More than half of CEOs will have a senior “digital” leader role in their staff by the end of 2015, according to the 2014 CEO and Senior Executive Survey by Gartner. Gartner said that by 2017, one-third of large enterprises engaging in digital business models and activities will also have a digital risk officer (DRO) role or equivalent.
By 2020, 60 percent of digital businesses will suffer major service failures due to the inability of the IT security team to manage digital risk in new technology and use cases. IT, operational technology (OT), the Internet of Things (IoT) and physical security technologies will have interdependencies that require a risk-based approach to governance and management. Digital risk management is the next evolution in enterprise risk and security for digital businesses that are expanding the scope of technologies requiring protection.
“Digital risk officers will require a mix of business acumen and understanding with sufficient technical knowledge to assess and make recommendations for appropriately addressing digital business risk,” said Paul Proctor, vice president and distinguished analyst at Gartner. “Many traditional security officers will change their titles to digital risk and security officers, but without material change in their scope, mandate, and skills they will not fulfill this role in its entirety.”
The mandate and scope of a DRO is very different than a chief information security officer (CISO) and in many organizations the CISO role will continue with similar scope as in 2014. The DRO will report to a senior executive role outside of IT such as the chief risk officer, chief digital officer or the chief operating officer. They will manage risk at an executive level across digital business units working directly with peers in legal, privacy, compliance, digital marketing, digital sales and digital operations.

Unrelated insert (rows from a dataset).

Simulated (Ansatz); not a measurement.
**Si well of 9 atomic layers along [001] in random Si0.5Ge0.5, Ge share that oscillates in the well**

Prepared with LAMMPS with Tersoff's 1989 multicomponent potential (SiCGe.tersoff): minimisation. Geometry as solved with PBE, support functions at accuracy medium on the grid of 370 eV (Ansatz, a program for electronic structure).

The IT security role remains relevant and vital. However, many CISOs will evolve into DROs as they begin to own or form effective partnerships with digital security teams managing other forms of technology. IT security leaders may continue with their assigned responsibilities that report to the DRO. As physical security management becomes increasingly digital, this will include the physical security teams as well.
The impact of this new structure of digital risk governance and management on IT and IT security operations is expected to be minimal, particularly in those enterprises that have already appointed a chief risk officer. However, the potential impact on the culture of IT and IT security teams is major.
IT, OT, IoT and physical security form a new superset of technology that challenges the ability of existing organizational structures, skill sets and tools to consistently and adequately assess, define and manage technology risks. Simply expanding the portfolio of the existing IT security team to include technology risk for all Internet-aware technology is not viable. New and existing technology managed outside of the IT organization requires skills and tools beyond the competence of the IT security team in its current responsibilities, and the teams currently involved in management of these technologies are culturally distinct from the IT organization.
A consistent, unified approach to digital risk at the enterprise level has the potential to deliver cost efficiencies and greater risk assurance for business processes than the fragmented approach currently in place at most enterprises. Development of a digital risk management capability requires deconstruction and re-engineering of current organizational structures and allocations of responsibility as well as the development of new capabilities in security and risk assessment, monitoring, analysis and control.
“By 2019, the new digital risk concept will become the default approach for technology risk management,” said Mr. Proctor. “Digital risk officers will influence governance, oversight and decision making related to digital business. This role will explicitly work with non-IT executives in various capacities to better understand digital business risk and facilitate a balance between the need to protect the organization and the need to run the business. However, the cultural gap between IT and non-IT decision makers presents a significant challenge. Many executives believe technology — and therefore technology-related risk — is a technical problem, handled by technical people, buried in IT. If this gap is not bridged effectively, technology and consequent business risk will hit inappropriate levels and there will be no visibility or governance process to check this risk.”